Despite nine prominent Non-Governmental Organisations (NGOs) in Colombo issuing a statement dated 17th December 2021 calling for minority representation on the RTI Commission of Sri Lanka, Colombo Telegraph learns that several have failed to make nominations of suitable Commissioners representing the minorities to the Parliamentary Council in the first instance!
Nominations by civil society are specifically provided for by Section 12 (1) of Sri Lanka’s globally hailed Right to Information (RTI) Act (2016). This is a special safeguard not present in other laws or in regard to other Commissions which was, according to the Act’s drafters at the time, deliberately put in to prevent politicised appointments. Following nominations under Section 12(1), the Parliamentary Council, which replaced the Constitutional Council under the 20th Amendment to the Constitution, proceeds to recommend the appointments to the President.

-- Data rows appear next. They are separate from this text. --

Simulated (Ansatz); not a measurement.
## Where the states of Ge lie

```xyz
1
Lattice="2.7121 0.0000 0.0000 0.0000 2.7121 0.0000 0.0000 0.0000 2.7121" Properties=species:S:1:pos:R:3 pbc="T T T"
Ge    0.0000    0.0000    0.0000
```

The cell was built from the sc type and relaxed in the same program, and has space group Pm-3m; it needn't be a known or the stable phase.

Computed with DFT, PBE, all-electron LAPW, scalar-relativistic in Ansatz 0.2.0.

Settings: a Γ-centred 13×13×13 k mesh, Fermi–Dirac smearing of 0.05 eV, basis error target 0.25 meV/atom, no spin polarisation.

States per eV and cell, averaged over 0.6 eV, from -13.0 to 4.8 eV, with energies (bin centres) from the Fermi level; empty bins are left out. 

A minimum of three seats on the Commission have to be filled by nominees, with the Bar Association of Sri Lanka (BASL) being mentioned as the single organisation with a secured seat. Currently that seat is filled by the BASL nominee, senior attorney and globally respected constitutional rights advocate Kishali Pinto-Jayawardena. The second seat is allocated to the nominee of organisations of publishers, editors and media persons, in this case, former President of the Court of Appeal, Justice Rohini Walgama nominated by the Sri Lanka Press Institute. The third seat, allocated to ‘other civil society organisations’ is filled by attorney and well known activist Jagath Liyana Ararachchi, a nominee of both the Young Journalists Association and the March 12th Movement. All three appointments were made by President Gotabhaya Rajapaksa.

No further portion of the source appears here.